Adding to a growing list of culinary accomplishments, JWU Charlotte alumnus Tristan Epps ’09 was recently crowned winner of the 22nd season of the reality television cooking competition "Top Chef."
“For me professionally, this means I took the right step,” says Epps of his win. “The reason I decided to do this had a lot to do with increasing visibility for different cultures and cooking techniques. I did it for people that look like me and want to have the same success in fine dining.”
Epps was particularly proud of the oxtail Milanese crepinette with curry-spiced Carolina rice grits and bone marrow gremolata he created for the competition’s finale. “I think it summed up who I am and what I was out there to do,” says Epps. “And for the judges to really like it and give great feedback on it was fantastic. It was the cherry on top.”
Fred Tiess, a master instructor at Johnson & Wales who taught Epps in his Classical French Cuisine class, was struck by the high level of culinary mastery Epps maintained throughout the competition and the way he stayed true to his passion for Afro-Caribbean cuisine. “He consistently delivered on every level,” says Tiess. “From bold flavors to flawless execution, his dishes told powerful stories rooted in Afro-Caribbean heritage, Southern tradition and global technique.”

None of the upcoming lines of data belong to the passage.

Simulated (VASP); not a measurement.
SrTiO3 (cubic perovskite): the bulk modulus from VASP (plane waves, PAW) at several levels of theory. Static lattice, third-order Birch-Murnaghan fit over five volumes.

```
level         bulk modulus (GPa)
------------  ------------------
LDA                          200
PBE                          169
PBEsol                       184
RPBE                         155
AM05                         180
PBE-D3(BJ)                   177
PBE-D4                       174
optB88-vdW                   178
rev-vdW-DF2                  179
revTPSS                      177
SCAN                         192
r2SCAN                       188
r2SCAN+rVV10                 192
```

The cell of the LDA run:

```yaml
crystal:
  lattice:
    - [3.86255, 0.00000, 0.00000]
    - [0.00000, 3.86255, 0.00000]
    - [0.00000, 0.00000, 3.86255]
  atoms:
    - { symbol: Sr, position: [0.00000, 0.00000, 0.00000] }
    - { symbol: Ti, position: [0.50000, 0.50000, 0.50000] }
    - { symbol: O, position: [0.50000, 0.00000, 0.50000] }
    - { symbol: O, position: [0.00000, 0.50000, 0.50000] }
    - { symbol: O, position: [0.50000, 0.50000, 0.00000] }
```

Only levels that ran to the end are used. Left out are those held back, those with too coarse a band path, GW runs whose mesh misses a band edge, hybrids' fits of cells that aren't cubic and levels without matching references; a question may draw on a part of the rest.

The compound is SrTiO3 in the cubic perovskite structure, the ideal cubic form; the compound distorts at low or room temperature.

Epps, whose win brings with it a grand prize of $250,000, national media coverage and a spotlight at the James Beard House, is the first Black chef to win "Top Chef" in 15 years.
With Trinidadian roots and a childhood spent traveling the world with his active military mother, Epps has cooked all over the US and on several continents. After completing his bachelor’s degree in Culinary Arts and Food & Beverage Industry Management at Johnson & Wales, he embarked on the famously rigorous Greenbrier Culinary Apprenticeship Program at West Virginia’s National Historic Landmark hotel.
In 2014, while competing on ABC’s The Taste cooking show, Epps met celebrity chef Marcus Samuelsson who invited him to work at his acclaimed Red Rooster restaurant in Harlem as well as on projects in London, Sweden, Bermuda, the Bahamas and Miami. While running the culinary program at South Beach’s Eden Roc Hotel, Epps earned a James Beard Semi-Finalist nomination for Best Chef South in 2024.
Epps credits his time at Johnson & Wales with developing his sense of professionalism and lifelong habits of hard work. He fondly remembers classes with Sajudin Abdullah, his baking and pastry teacher, as well as Fred Tiess and Karl Stybe, a beloved professor on the Charlotte Campus who passed away in 2019. “He was always so excited when students got something right,” Epps says of Stybe, “just an amazing professor.” For aspiring JWU chefs, Epps’s advice is to “put the work in” and take the initiative to ask a professor if they don’t understand something or want to learn more. “I’ve never had a JWU professor say no to teaching me something, even if wasn’t on the curriculum.”
Now based in Houston, Epps has plans to open Buboy, a fine-dining Afro-Caribbean tasting menu restaurant. Winning "Top Chef," he says, has given him confidence and validation as well as a platform to share his overarching message: “Celebrate your story. Every story counts, whether you grew up in the Midwest eating tuna noodle casserole or you’re from South Sudan. Every story is worth celebrating.”